GoDaddy.com shuts down entire data center?

Martin Hannigan hannigan at world.std.com
Tue Jan 17 20:44:24 UTC 2006


> 
> 
> 
> On Tue, 17 Jan 2006, Matt Ghali wrote:
> >
> > On Tue, 17 Jan 2006, Robert E.Seastrom wrote:
> >
> >>  The first and second paragraphs are sane.  The last paragraph gives Go
> >>  Daddy the right to capriciously and arbitrarily delete your domain for
> >>  any reason they wish ("Morally objectionable activities will include,
> >>  but not be limited to...")
> >
> > Do you believe that your philosophical objections to the language absolves 
> > you as a customer from the minimal due dilligence of knowing what you are 
> > agreeing to?
> >
> 
> Find me a registrar that DOESN'T have that kind of language in their user 
> agreements, then tell me if anyone wishing to do any kind of e-commerce 
> has a choice.

There are plenty. But they are usually resellers of the larger 
registrars. That's part of the reason to pay the extra $1 to use 
an ICANN accredited registrar. 

> I've gone off on a tear about this before: A registrar has a license to 
> print money. Boilerplate user agreements that leave the user zero recourse 
> are the standard. I haven't seen a registrar yet that doesn't have this 
> kind of verbiage completely freeing them from liability for *any* action 
> taken on a domain registration, including none.

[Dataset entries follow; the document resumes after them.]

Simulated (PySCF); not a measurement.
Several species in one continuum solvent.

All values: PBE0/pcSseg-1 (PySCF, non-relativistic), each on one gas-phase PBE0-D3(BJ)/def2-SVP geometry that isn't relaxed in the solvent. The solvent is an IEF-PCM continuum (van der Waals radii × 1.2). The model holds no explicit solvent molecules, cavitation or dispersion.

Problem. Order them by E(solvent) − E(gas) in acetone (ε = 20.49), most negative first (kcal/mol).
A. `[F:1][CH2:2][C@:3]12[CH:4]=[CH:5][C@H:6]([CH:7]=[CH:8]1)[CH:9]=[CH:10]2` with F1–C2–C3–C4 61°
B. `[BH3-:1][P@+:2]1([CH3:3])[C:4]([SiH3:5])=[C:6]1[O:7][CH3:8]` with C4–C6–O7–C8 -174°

Since this isn't a registrars list I can only say that you should go
discuss that with some registrars and i think you'll find that your
statement isn't entirely factual. For example, GoDaddy has a 24/7  
support system, regardless of what people think about it, that did
answer the phone and process the problem. That's a minimum of a ~half
a million dollar investment on the spot. I'm NOT a registrar and I
don't represent them, but I think they make their money on services
more than domains.

Anyhow, I think this thread is totally off topic at this point, 
as well as Marc Perkel is off topic, asking Marc Perkely what he
thinks is off topic, and this thread should die a horrific death.
It's on the way to a /dev/null forward as we speak.